Re: [RFC] mm/vmscan.c: avoid possible long latency caused by too_many_isolated()

From: Tim Chen
Date: Thu Apr 22 2021 - 17:03:00 EST




On 4/22/21 1:57 PM, Yu Zhao wrote:
> On Thu, Apr 22, 2021 at 2:38 PM Tim Chen <tim.c.chen@xxxxxxxxxxxxxxx> wrote:
>>
>>
>>
>> On 4/22/21 1:30 PM, Yu Zhao wrote:
>>>
>>> HZ/10 is purely arbitrary but that's ok because we assume normally
>>> nobody hits it. If you do often, we need to figure out why and how not
>>> to hit it so often.
>>>
>>
>> Perhaps Zhengjun can test the proposed fix in his test case to see if the timeout value
>> makes any difference.
>
> Shakeel has another test to stress page reclaim to a point that the
> kernel can livelock for two hours because of a large number of
> concurrent reclaimers stepping on each other. He might be able to
> share that test with you in case you are interested.

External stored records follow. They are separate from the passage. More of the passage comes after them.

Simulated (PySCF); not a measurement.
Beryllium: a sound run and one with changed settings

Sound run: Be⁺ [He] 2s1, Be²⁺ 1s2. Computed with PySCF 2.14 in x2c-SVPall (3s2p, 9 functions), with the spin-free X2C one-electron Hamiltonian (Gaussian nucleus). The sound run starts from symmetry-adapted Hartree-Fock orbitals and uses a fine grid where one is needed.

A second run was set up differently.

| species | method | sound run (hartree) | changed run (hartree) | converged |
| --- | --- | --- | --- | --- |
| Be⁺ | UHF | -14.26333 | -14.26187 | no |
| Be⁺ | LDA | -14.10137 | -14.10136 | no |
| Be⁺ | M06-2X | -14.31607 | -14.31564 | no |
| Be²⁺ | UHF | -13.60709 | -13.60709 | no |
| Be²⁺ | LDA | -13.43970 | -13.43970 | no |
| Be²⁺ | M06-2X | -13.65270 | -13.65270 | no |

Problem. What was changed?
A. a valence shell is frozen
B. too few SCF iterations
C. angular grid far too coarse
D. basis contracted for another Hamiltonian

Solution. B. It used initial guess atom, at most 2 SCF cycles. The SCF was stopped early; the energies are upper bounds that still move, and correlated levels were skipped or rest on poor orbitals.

That will be great. Yes, we are interested to have the test.

Tim

>
> Also it's Hugh who first noticed that migration can isolate many pages
> and in turn block page reclaim. He might be able to help too, in case
> you are interested in the interaction between migration and page
> reclaim.
>
> Thanks.
>